Saul, however, was ravaging the church, and he would enter house after house, drag off men and women, and put them in prison. So those who were scattered went on their way proclaiming the message of good news.–Acts 8:3-4
How often have we watched a football game in which one team is leading by six points with a few minutes left, and they decide to go into a “prevent defense”—allowing the other team to march down the field, throw short passes, and score a touchdown in the closing seconds? Or a basketball game in which they double-team the post player who has been scoring all the points, only to have that little point guard who hasn’t made anything all year, hit consecutive three-point shots and win the game? I call those unintended consequences or unexpected results.

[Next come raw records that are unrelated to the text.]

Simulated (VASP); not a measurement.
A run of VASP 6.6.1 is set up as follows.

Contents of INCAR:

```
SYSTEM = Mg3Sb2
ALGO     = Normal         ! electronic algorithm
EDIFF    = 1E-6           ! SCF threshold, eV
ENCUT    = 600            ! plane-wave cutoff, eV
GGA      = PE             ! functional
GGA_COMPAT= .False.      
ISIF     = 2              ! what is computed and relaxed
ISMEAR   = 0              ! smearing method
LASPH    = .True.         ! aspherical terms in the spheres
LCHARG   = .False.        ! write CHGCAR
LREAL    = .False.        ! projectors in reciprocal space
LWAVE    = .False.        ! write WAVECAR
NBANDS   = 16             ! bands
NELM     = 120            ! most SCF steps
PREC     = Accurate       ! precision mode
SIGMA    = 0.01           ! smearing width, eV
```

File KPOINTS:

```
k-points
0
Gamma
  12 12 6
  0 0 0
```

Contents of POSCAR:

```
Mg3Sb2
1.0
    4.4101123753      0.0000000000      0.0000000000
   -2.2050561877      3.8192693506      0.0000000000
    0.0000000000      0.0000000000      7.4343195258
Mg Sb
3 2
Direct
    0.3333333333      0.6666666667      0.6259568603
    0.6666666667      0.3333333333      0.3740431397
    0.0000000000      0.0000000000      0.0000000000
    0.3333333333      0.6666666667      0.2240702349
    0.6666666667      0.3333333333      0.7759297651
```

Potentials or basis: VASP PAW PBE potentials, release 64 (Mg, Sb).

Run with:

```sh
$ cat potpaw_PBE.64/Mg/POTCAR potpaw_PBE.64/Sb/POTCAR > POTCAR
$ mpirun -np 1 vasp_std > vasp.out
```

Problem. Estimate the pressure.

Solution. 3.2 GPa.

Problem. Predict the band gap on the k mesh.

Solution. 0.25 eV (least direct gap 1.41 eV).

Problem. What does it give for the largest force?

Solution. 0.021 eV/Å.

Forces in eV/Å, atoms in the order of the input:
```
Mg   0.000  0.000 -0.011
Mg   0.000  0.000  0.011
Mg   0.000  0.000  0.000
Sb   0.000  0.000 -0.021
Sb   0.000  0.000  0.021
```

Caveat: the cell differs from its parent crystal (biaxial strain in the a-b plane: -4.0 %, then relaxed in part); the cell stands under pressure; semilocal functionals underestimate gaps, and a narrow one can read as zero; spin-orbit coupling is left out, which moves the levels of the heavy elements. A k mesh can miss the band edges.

In the Bible we often see believers persecuted for doing good. God used those situations to expand His kingdom. Phillip, a good example, was chosen along with Stephen to be one of the disciples’ helpers. After Stephen was killed and Saul’s persecution of the church intensified, Phillip went to Samaria (a place he probably would have not visited on his own) to escape. As a result, the gospel was preached in Samaria. Saul and the religious leaders thought persecution would stop the people from believing in Christ, when in fact the persecution resulted in many more coming to faith. Men can try to stop God’s plans, but it won’t work!
1. What are some examples of your actions resulting in totally unexpected results?
2. How have you seen God take a difficult situation and make something good happen?
3. How does that affect your trust and faith in Christ?
Extra Reading: Acts 8:4-13; 9:1-18
Lord, renew my heart and help me see what You are doing through my life. Help me be willing to go places I would not consider going—like Phillip in Samaria. Please use me. Jesus, thank You for dying on the cross for my sin. May I be bold in sharing Your sacrifice with others. Amen.